“The refugee issue is not only their problem, it is our problem,” Jung told a group of reporters during an interview held at the office of the UNHCR in central Seoul. “When I say ‘we,’ it could be taken as a limited meaning, but it is a problem (for all) of humanity and we belong to it.”
|UNHCR goodwill ambassador Jung Woo-sung speaks to reporters at the UNHCR office in Seoul on Tuesday. Yonhap|
Jung, who has been a UNHCR honorary ambassador since 2014, visited the Kutupalong refugee camp in Bangladesh from May 19-23.
An estimated 910,000 Rohingya refugees have fled Rakhine state in northern Myanmar and now live outside Myanmar. About 55 percent are under the age of 17.
The Rohingya are denied citizenship by Myanmar, a predominantly Buddhist country that sees them as illegal immigrants from Bangladesh. This has led to the world’s fastest-growing refugee crisis.
“In other refugee camps, they had hope that they could go back home. But Rohingya refugees had doubts about whether they could go back to the land (where) they feel at home. They are the ones who are in the most devastating and appalling situations,” Jung said.
What frustrates Rohingya refugees the most is the lack of access to education for their children, he said.
Acknowledging that a political solution is needed to end the ongoing crisis, Jung said the burden should not lie solely on the Bangladeshi government.
“Economically developed countries in Asia, such as South Korea, should more proactively perceive (the problem), sympathize and continue to give support,” he said. “We cannot leave Bangladesh, Myanmar and Rohingya Muslims with the burden of finding a solution.”
Jung also stressed the role of Koreans and the Korean government.
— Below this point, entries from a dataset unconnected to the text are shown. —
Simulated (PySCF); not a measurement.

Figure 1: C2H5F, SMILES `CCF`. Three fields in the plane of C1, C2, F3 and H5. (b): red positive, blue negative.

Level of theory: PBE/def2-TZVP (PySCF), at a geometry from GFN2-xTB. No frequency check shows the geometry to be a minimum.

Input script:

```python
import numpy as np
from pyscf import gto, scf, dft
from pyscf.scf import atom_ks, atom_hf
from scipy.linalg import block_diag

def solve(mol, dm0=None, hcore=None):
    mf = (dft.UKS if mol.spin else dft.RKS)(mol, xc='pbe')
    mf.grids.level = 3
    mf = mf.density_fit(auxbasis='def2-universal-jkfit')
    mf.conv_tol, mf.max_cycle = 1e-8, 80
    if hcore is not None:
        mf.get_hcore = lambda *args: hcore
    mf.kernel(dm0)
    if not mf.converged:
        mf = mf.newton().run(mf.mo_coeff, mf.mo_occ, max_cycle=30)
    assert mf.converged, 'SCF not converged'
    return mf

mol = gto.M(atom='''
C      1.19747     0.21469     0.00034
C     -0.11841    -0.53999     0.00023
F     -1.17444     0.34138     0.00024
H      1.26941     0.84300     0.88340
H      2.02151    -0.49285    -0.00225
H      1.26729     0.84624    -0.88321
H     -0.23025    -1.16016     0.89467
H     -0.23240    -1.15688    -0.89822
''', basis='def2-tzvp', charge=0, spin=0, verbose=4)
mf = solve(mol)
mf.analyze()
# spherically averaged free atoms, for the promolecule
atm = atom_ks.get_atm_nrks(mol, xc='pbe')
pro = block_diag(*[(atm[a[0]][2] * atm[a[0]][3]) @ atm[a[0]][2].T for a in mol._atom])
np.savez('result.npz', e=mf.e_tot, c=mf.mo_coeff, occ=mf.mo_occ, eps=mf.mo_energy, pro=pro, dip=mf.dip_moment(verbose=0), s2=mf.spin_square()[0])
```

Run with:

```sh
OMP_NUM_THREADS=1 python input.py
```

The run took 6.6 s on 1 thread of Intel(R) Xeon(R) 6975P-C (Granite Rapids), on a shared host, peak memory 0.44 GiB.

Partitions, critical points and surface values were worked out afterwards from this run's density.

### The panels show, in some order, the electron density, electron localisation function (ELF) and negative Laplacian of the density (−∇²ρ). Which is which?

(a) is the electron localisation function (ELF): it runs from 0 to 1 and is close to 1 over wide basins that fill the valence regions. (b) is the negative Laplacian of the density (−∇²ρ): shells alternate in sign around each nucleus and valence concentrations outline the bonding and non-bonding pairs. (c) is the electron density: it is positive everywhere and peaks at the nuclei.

Recalling how South Korea rose from the ashes of the 1950-53 Korean War with the help of the international community, Jung said, “I think we, who are living in the contemporary world, should take more interest in the refugee issue.”
He also expressed concerns about the hateful anti-refugee sentiment that exists within Korean society, as well as the government’s proposal to toughen the Refugee Act.
“We are giving temporary opportunities for them to stand on their own feet while protecting their dignity because they are people who are in difficulty,” he said. “Toughening the act would be about controlling, alienating and managing refugees, which is far from the purpose of the act.”
After all, every refugee is an individual who dreams of the lives all Koreans dream of, he said.
As a goodwill ambassador for the UNHCR, Jung has visited refugee camps in Nepal, South Sudan, Lebanon, Iraq, Bangladesh, Djibouti, Malaysia and Bangladesh. His book, “If You Could See What I Have Seen,” based on his five years with the refugee agency, is set to be published next month.